Cynthia Gabriel says MACC is exercising its executive discretion not to probe claims Lim Kit Siang received a RM1 billion bribe from Dr Mahathir Mohamad.


PETALING JAYA: The Centre to Combat Corruption and Cronyism (C4) today challenged the Malaysian Anti-Corruption Commission’s (MACC) claim that it has no jurisdiction to investigate political donations.

Citing Section 16 of the MACC Act (2009), C4 executive director Cynthia Gabriel said the legislation in fact empowered the agency to investigate such donations.

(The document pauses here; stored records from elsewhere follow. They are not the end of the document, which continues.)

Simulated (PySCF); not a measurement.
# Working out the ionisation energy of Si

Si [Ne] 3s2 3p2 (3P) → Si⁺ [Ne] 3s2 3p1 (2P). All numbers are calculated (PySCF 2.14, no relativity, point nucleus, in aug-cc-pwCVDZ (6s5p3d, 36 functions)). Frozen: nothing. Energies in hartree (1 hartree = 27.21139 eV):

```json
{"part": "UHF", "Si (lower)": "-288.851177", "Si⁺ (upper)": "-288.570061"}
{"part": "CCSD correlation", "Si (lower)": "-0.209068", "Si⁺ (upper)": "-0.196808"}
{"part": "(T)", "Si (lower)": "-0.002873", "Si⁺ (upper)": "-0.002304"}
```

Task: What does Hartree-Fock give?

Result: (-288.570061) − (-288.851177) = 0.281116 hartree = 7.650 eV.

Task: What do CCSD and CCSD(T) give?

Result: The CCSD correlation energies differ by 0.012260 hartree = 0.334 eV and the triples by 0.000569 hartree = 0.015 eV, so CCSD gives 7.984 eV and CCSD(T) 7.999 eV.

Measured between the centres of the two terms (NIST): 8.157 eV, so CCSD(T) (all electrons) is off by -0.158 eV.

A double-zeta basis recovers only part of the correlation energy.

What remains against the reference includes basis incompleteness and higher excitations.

Section 16 (Offence of Accepting Gratification) reads: “Any person who by himself, or by or in conjunction with any other person […] corruptly gives, promises or offers to any person whether for the benefit of that person or another person, any gratification as an inducement to or a reward for or otherwise on account of (A) any person doing or forbearing to do anything in respect of any matter or transaction, actual or proposed or likely to take place […] commits an offence.”

Section 3 (Interpretation) meanwhile defines “gratification” as covering donations, rewards, financial benefit and even “any other similar advantage”.

“This means that the MACC is exercising its executive discretion to not investigate this public allegation, for reasons unknown to the public,” Gabriel said in a statement.

This followed MACC deputy chief commissioner (operations) Azam Baki’s remarks on Sunday that the agency had no jurisdiction over political donations.

Azam was responding to DAP parliamentary leader Lim Kit Siang, who asked the MACC to investigate claims that he had received a RM1 billion bribe from former prime minister Dr Mahathir Mohamad.

“Parliament has not passed any legislation that provides a guideline for political parties or politicians on political funding.

“The MACC Act 2009 does not cover offences related to money politics,” he was quoted as saying by the New Straits Times.

Gabriel however said the MACC was “trying to wash its hands of investigating political financing”.

She added that there were precedents for investigations into political donations.

In 2012, she said, the MACC investigated RM40 million in smuggled cash, allegedly for the personal use of Sabah Chief Minister Musa Aman.

“In 2015, a special task force comprising the MACC, the Royal Malaysian Police and Bank Negara Malaysia raided SRC International Berhad on allegations that funds had been distributed to the Prime Minister’s personal accounts.

“C4 Centre has also previously called for the MACC to investigate Yayasan Rakyat 1Malaysia for the unusually large donation of RM35 million from Genting Plantations,” she said.

According to her, the greater issue was the need for a specific law to address money politics and political financing in the country.

Although the Political Donations and Expenditure Act (PDEA) proposed by Minister in the Prime Minister’s Department Paul Low was a step in the right direction, she said, C4 had “serious reservations” about the lack of limits on political donations.

She added that the emphasis of PDEA was on transparency rather than systematic reform.

“But as we wait for an effective legislation to be enacted, we reiterate that the MACC has powers to investigate political donations.

“Otherwise, if the MACC fails to act, how can it win public opinion and say it is pursuing its mission to stop corruption at all levels in Malaysia?

“The MACC is at the forefront of corruption prevention in Malaysia. It cannot simply stand by,” she said.